At work I have plenty of time to listen to music. Although I usually let my iPod decide the next song, occasionally I get musical yearnings. This week I was seized by the desire to listen to all the Carpenters songs in my music library.
Ah, the Carpenters. There has been something of a critical redemption for them in the last decade or so, but for years they were shorthand for the clean-cut, all-American, white, Christian, and terminally unhip. And let’s be honest, they were clean-cut, all-American, white, Christian, and terminally unhip. Given that the majority of the Carpenters career was the 1970’s, they were very much not a part of the zeitgeist. Rather they were a throwback to the conformity of the 1950’s. Richard Nixon liked them (allegedly); therefore the Carpenters were unpopular with the rock n’ roll loving youth, their rock rebel icons, and the rock critics who proclaimed themselves the gatekeepers of cool. Which is not to say the Carpenters were unpopular or unloved. Quite the contrary; they are one of the best-selling musical groups of all time. They are many good things–influential, iconic, beloved throughout the world. Hell, they were even innovative in their own way. But “cool” they were not.

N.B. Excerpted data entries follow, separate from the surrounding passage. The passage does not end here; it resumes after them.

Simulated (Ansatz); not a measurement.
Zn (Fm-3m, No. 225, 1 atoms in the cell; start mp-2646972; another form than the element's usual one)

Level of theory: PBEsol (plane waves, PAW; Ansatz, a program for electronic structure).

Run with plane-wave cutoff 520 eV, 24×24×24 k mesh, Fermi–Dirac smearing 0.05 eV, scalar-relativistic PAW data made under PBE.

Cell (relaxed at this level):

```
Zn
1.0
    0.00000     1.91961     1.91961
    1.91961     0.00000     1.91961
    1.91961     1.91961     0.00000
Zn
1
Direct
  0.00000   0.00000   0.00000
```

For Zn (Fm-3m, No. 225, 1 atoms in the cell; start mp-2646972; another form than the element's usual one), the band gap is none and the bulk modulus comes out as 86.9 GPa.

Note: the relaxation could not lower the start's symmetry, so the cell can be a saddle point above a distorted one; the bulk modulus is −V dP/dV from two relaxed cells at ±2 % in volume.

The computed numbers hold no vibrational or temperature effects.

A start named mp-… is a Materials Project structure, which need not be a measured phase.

What made the Carpenters special was Karen Carpenter’s voice. She had a contralto unlike any ever heard to that point. It was deep, clear, flawless, had a very dark timbre, and was astoundingly beautiful. But prose cannot do her voice justice. That’s because the stunning emotional impact of her voice has to be heard. Regardless of the song, Karen always sounded sad, or more accurately melancholy. Even in the most cheerful of lyrics, the listener can detect world-weariness, as though Karen knew the happiness would not last. The sad songs were absolutely heart-rending.
Very few singers do sad consistently well because it is so easy to veer into parody. Dusty and Billie are the only two others who I can think off-hand, but Karen was unlike either of them. Whereas Dusty and Billie seem to fall apart during the course of the song, Karen was something of an absent genius. You hear the pain and sorrow, but she keeps you at a distance. (This is actually the flip side of the accusation often thrown at Ella Fitzgerald–her blanket refusal to tap into sadness or depression even when singing sad songs was also–unfairly–seen as being distant.)
That distance was amplified by Richard Carpenter’s production. Karen was the heart, soul, and glue of the duo, but only Richard could properly showcase her. His arrangements are spectacular, and the way that he looped her voice is near-miraculous: a symphony orchestra of Karens singing in either perfect unison or perfect harmony.
Everyone has their favorite Carpenters song; I have a few myself. The one that I believe to be their greatest however, is “Superstar”, a song whose lyrics are completely at odds with Richard and Karen’s clean-cut image. Allegedly written about Eric Clapton, “Superstar” is a groupie’s tale about a rock n’ roll star who slept with her and promised to come back but never did (and never will.) The song’s narrator knows she was used, yet she nevertheless holds out hope for his return.
The original version of the song was actually called “Groupie (Superstar)”, and there is an explicit line about sex: “And I can hardly wait to sleep with you again.” Every version before the Carpenters used those lyrics, but the Carpenters could not. Instead “sleep” was changed to “be”. This is not a big lyrical change per se, but it is more suited to Karen’s naturally innocent voice and image. It also changes the song’s story for the better.
When earlier singers sang “Superstar,” there was a tendency to go over the top (kind of like groupies themselves), but Karen underplays the emotion. She is not just some groupie; she is an innocent kid who fell in love with the superstar, lost her virginity to him, and desperately believes that he will be back. She doesn’t just want to sleep with him, she wants to be with him. This time it’s the listener and not the singer who knows that he won’t be back and that her heart will be broken. The effect is devastating.
Don’t believe me? Listen to it again.
Not coincidentally, “Superstar” is the name of the controversial (and banned) Todd Haynes movie about the life of Karen Carpenter as portrayed by Barbie dolls.
Sadly Karen died because of complications due to anorexia nervosa. If there is a heaven, one would imagine that all the angels sing like Karen Carpenter.
Music I listened to while writing this post: Adele “Someone Like You”; Carpenters “All You Get From Love is a Love Song”, “Bless the Beasts and the Children”, “Let Me Be the One”, “Close to You”, “Superstar”, “Can’t Smile Without You”, “Those Good Old Dreams”, “For All We Know”.